US court issues summons for Saudi Arabia's Mohammed bin Salman
The summons, which named 12 people in addition to Prince Mohammed, added: "If you fail to respond, judgment by default will be entered against you for the relief demanded in the complaint"
Crown Prince of Saudi Arabia, Mohammed bin Salman (MBS) has been issued a summons by a US court for a lawsuit by a former top Saudi intelligence agent who was reportedly targeted in a foiled assassination attempt.
The US District Court for the District of Columbia issued the summons on Friday, a day after Saad al-Jabri filed the lawsuit accusing Prince Mohammed of sending a hit squad to Canada to try and kill him, reports the Al Jazeera.
Al-Jabri, who lives in Canada, reportedly under increased protection by police and private security guards, claimed that his close ties with the US intelligence community and deep knowledge of the prince's activities had rendered him one of the aspiring monarch's key targets.
"Few places hold more sensitive, humiliating and damning information about Defendant bin-Salman than the mind and memory of Dr Saad - except perhaps the recordings Dr Saad made in anticipation of his killing," the lawsuit read.
Saudi Arabia, which has issued Interpol red notices seeking al-Jabri's return - which have since been dismissed by the agency as political - has urged other countries to send al-Jabri back to the kingdom, accusing the former senior intelligence officer of corruption.

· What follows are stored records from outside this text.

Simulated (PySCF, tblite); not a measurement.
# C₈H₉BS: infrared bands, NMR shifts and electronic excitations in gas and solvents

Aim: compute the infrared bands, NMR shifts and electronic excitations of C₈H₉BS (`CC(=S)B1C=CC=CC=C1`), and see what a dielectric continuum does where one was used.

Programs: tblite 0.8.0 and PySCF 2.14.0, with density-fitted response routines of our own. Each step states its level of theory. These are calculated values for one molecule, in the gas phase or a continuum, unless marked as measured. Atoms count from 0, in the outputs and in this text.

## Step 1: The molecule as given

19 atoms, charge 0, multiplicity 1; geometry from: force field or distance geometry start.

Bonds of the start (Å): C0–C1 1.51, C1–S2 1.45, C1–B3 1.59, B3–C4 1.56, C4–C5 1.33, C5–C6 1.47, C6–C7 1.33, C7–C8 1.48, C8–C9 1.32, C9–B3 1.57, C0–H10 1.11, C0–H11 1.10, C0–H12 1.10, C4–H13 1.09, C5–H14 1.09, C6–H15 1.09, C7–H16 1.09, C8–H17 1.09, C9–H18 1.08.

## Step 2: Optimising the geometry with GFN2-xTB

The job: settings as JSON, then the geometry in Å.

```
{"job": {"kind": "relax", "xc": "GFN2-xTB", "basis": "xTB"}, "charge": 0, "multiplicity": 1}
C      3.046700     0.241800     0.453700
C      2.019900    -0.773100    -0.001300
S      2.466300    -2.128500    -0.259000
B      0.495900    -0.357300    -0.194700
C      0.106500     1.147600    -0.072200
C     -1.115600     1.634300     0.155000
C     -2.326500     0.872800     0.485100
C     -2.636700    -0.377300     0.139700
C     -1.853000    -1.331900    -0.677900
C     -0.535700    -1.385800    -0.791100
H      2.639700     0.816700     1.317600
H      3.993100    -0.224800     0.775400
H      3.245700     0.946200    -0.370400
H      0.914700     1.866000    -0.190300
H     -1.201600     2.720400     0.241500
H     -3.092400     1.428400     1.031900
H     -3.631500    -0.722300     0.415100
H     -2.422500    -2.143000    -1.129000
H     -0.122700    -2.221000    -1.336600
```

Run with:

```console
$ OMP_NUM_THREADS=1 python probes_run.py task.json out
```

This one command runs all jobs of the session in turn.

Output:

The summons, which named 12 people in addition to Prince Mohammed, added: "If you fail to respond, judgment by default will be entered against you for the relief demanded in the complaint".
The suit asserts that MBS had ordered the detention of two of al-Jabri's children, who have gone missing from their home in the capital Riyadh in mid-March, and that other relatives have also been arrested and tortured "all in an effort to bait Dr Saad back to Saudi Arabia to be killed".
The claims in the lawsuit are allegations which have not been proven.
"MBS will now vigorously lobby President Donald Trump and Secretary of State Mike Pompeo to issue what is called a letter of suggestion immunity," said Bruce Fein, a former US associate deputy attorney general.
"It is rather an odd realm of law, but it asks the court to dismiss the case because it will interfere with the foreign relations of the US and relations with a head of state or high-level officials.
"But that means November [US elections] will be critical for Saudi Arabia. I can guarantee you right now that Saudi Arabia and the crown prince are talking with Pompeo and Trump asking them get him out of this."